3) Hylters Chance – Worcester (26 August 1998)
Not many of you will remember this horse, or for that matter the horse that should have won, but I bet somebody will. I do, and I know there is a man in Bristol who will – it’s funny, the weird connections horse racing can make. There is a story behind this race so rare that it has never (to my knowledge) been repeated since, and it is a story that has to be told unabridged from my book Around The Races In Eighty Days.
Once upon a time, when I was a young man training to be a teacher, I was assigned to a school in South Gloucestershire. I was given a mentor, an experienced chap with a reputation for taming even the most unruly of classes. As a wide-eyed innocent, searching for my persona in the classroom, I admired Ivan for his no-nonsense style and fearsome approach. It wasn’t until I realised he was a horse racing fan that my admiration turned to friendship.
Ivan also wrote the timetable, which as luck would have it often resulted in some gaps in his timetable on Tuesday, Wednesday or Thursday afternoons (remember, the Cheltenham Festival was only three days back then). So it was, in the March of 1998, that I was told I would be having an extra class that Wednesday afternoon – Ivan’s Year 8s, who were otherwise messing up his free afternoon. Whilst I tried (and failed) to stop them throwing Pritt Sticks at each other, he watched my beloved One Man win the Queen Mother Champion Chase, and in all honesty, I didn’t begrudge him one bit. I smiled as he later recalled the scenes after the grey’s momentous victory, the cheers ringing in his ears as he watched from the overpass when our hero returned to the stable block.
And so we forged a strong bond through the joyous highs of Festival justice and the savage lows of Aintree despair, as well as through the imperceptible complexity and extreme privilege that was teaching. He was the perfect mentor for me, despite me not realising for another six years that I couldn’t be him in the classroom. I had to be myself, because at some point the mask would slip and there would be nowhere left to go. But that’s another story.

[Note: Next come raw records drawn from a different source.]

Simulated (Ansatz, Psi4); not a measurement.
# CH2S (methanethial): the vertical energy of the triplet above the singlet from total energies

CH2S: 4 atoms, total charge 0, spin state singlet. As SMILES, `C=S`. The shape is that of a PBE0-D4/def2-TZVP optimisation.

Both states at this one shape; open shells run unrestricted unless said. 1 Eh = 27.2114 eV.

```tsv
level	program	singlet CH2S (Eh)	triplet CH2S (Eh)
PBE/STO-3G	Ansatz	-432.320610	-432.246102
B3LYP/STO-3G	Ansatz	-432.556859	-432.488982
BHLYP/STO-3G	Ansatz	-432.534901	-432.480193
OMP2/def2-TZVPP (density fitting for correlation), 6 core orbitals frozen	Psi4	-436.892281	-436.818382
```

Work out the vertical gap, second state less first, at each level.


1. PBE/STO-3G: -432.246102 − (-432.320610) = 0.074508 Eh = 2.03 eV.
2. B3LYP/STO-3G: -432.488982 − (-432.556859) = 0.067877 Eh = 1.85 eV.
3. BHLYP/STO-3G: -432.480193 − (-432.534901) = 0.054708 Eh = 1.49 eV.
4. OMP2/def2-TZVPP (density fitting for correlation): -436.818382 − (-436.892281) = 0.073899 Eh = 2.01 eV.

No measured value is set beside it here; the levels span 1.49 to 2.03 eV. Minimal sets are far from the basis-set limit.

Anyway, in the long summer of 1998, in the gap between me finishing my training and starting my career, we toured the tracks of the region. Ivan wanted to become a professional gambler, a period he now refers to as his mid-life crisis, but over that summer he won a substantial sum and came pretty damn close to finally giving up the day job. He was on a good run, and we went to Worcester one sunny afternoon to back an old favourite called Zaitoon, trained by the late and mostly-great David Nicholson. I think the money we both had on this grand old chaser differed by a multiple of 1,000, I kid you not. Somehow it didn’t matter though. The 11/4 favourite jumped fluently under top weight, galloped his rivals into submission, and from a long way out there was only one winner. Coming to the last some 30 lengths clear we held our breath – things happen in jump racing – but the brave old stalwart didn’t let us down, clearing the fence cleanly and cantering towards the line.
Ivan and I both started walking down the concrete steps to collect – him to literally start a new life, me to be part of the moment, and us both to celebrate like never before. Suddenly we became aware of a hush in the crowd, and we looked up from our footings on the steps. The horse still looked fine as it approached the line, and the jockey Richard Johnson sat motionless on top. But people in the crowd were pointing back down the track, to where somebody standing just after the last fence was holding something up in the air, like a small rug or perhaps some sort of bag.
Zaitoon was disqualified because his weight cloth slipped off just after the last fence, within sight of the post. Of course, running the last 100 yards without the extra weight hadn’t made a blind bit of difference to the result, but rules are rules, and Nicholson took full responsibility for the incident. I suggested that Ivan should send the betting ticket to The Duke to see if he wished to be held financially responsible as well. We saw out the evening in Worcester as best we could in the circumstances – getting blind drunk and lamenting what could, what should, have been. They somehow let us in to a snooker club and I’ve no idea how the cloth survived unscathed.
So Ivan never became a professional gambler, and I realised there was no such thing as a dead cert, even if your horse jumped the last 30 lengths up and cruising. The betting exchanges now record in great and stark detail the regular occurrences of the unimaginable occurring, but they can never show the whole picture. Behind every massive fluctuation of the in-running odds there are winners and losers, a hidden human cost that cannot be properly quantified in purely monetary terms.
It is interesting that in all my years of punting I have never let my passion become a problem. Whilst my stakes have undoubtedly increased over time, I have never bet more than I could afford to lose. I don’t say this because I feel morally superior to those with a gambling problem. I have enough problems of my own to realise how fallible we all are, but luckily none of them are gambling related. And I suppose that’s it, really. In the end I may have been incredibly lucky to watch Zaitoon be incredibly unlucky. And although I’ve never admitted it to myself, I may even have something to thank David Nicholson for. I’m not sure Ivan would say the same though.
Zaitoon went on to win three more times, all at Worcester, amassing £50,000 in win and place prize money. He was retired in 2001.